World Coins

Legend of St. George Slaying Dragon not just on British coins

A silver St. George taler of modern-day Slovakia shows the legend of St. George slaying the dragon.

Images courtesy of Emporium Hamburg.

Though British sovereign coins might be the most recognized source of coins recalling the legend of St. George Slaying the Dragon, many other coins highlight the tale.

An 18th century example of a St. George silver taler issued in what is modern-day Kremnitz, Slovakia, recently offered in Emporium Hamburg’s April 23 and 24 auction, also tells the legend. Graded Extremely Fine to Very Fine, the coin realized a hammer price of €90 (about $97 in U.S. funds), with buyer’s fee varying depending on buyer location.

As the tale in the Golden Legends records, St. George was traveling in Libya when he reached a town that was home to a plague-infested dragon.

The residents tried to appease the dragon by first feeding it sheep and then humans, until the king’s daughter was selected by lottery as the dragon’s next meal. St. George happened to pass by the lake when the daughter (dressed as a bride) was being sent to her planned death. 

Instead, St. George charged at the dragon, striking it with his lance and, with the princess’ help, brought it into town. He offered to kill the dragon if the townspeople would convert to Christianity.

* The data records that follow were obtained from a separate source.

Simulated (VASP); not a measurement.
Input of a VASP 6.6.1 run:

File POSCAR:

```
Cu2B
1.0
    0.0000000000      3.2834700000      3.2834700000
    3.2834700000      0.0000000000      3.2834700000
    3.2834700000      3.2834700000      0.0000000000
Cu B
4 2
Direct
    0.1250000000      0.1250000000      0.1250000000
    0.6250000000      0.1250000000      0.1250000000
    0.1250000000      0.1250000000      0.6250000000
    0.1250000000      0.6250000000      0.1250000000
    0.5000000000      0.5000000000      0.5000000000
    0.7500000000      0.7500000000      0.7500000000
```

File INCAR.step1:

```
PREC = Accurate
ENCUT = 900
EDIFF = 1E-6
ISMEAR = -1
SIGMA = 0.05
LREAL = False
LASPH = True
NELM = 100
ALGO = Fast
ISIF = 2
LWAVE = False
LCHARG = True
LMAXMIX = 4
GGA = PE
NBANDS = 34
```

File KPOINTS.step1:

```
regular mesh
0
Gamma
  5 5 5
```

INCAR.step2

The scene of St. George and the dragon, with the princess in the background, is captured on the obverse of the silver coin.

The reverse shows another incident related to Christianity, of Jesus on a ship in the Sea of Galilee, with two apostles, amid a storm. In three accounts in the Bible, Jesus, awakened by the frightened apostles, calms a storm and counsels the men on lacking faith. 

The legend on the reverse in Latin translates loosely to “In times of storms, there is security.”